Dreams as Knowledge Production: Memory, Archives, and Autoethnography

- Mon Apr 28, 2025 3:30 p.m.—5:30 p.m.
10 Sachem Street New Haven, CT 06511
In this talk, Professor Grace Cho (CUNY College of Staten Island) explores the following questions: How do we bring forth stories that have been silenced or suppressed? Where do we look for evidence of that which has been erased? And how do we expand our understanding of the archive?
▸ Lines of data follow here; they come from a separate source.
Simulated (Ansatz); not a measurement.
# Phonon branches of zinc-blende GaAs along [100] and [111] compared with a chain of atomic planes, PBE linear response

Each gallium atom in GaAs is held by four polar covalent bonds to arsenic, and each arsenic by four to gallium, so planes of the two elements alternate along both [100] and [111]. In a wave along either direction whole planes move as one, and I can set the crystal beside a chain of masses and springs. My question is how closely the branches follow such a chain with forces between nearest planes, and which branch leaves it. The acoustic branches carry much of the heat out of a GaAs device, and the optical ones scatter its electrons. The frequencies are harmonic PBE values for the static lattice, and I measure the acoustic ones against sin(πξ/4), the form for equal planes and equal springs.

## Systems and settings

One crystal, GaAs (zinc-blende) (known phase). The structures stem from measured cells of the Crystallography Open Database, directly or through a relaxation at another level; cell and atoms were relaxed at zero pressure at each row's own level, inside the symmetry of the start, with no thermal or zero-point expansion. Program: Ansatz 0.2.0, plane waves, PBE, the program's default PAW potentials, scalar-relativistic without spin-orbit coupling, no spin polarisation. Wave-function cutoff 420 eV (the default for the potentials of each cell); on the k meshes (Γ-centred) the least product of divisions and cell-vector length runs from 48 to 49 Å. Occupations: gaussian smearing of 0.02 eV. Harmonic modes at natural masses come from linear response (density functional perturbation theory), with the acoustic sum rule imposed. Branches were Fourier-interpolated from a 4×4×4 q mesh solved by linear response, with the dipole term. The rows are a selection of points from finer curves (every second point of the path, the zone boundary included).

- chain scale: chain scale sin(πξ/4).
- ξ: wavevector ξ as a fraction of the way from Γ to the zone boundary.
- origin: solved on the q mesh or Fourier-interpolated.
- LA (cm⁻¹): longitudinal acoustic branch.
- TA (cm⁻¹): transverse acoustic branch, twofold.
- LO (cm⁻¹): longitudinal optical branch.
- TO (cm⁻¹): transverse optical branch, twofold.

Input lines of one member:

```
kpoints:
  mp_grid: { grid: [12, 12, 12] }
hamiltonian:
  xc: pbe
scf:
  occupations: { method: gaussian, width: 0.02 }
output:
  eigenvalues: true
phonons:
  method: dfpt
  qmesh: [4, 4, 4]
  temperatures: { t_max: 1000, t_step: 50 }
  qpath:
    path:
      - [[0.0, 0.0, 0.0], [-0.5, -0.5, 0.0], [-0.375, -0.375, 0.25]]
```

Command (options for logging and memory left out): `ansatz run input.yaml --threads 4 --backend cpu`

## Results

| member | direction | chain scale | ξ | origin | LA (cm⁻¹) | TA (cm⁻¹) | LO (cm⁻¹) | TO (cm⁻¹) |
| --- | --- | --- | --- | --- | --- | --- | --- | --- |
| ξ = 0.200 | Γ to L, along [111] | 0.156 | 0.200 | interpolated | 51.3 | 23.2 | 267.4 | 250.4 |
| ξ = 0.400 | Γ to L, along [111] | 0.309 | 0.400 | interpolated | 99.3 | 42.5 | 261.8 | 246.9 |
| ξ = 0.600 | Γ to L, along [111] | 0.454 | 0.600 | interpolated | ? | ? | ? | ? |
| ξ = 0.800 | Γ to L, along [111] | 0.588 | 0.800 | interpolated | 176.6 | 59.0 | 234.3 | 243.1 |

Tracing the trajectory of her research and writing—from Haunting the Korean Diaspora: Shame, Secrecy, and the Forgotten War (2008) and Tastes Like War (2021) to her new book project We Will Go to Jinju: A Search for Family and the Hidden Histories of the Korean War—Professor Cho will examine the creative methods we can use to make sense of violently suppressed social histories. By paying attention to phenomena that are often disavowed by the social sciences—such as dreams, ghosts, and hallucinations—she invites us to imagine new ways of knowing and remembering.
About the speaker:
Grace M. Cho is the author of Tastes Like War (Feminist Press, 2021), a finalist for the 2021 National Book Award in nonfiction and winner of the 2022 Asian Pacific American Literature Award in adult nonfiction. Her first book, Haunting the Korean Diaspora: Shame, Secrecy, and the Forgotten War (University of Minnesota Press, 2008), received a 2010 book award from the American Sociological Association. Her writings have appeared in The Nation, Catapult, The New Inquiry, Poem Memoir Story, Contexts, Gastronomica, Feminist Studies, Women’s Studies Quarterly, and Qualitative Inquiry. She is Professor of Sociology and Anthropology at the College of Staten Island, CUNY.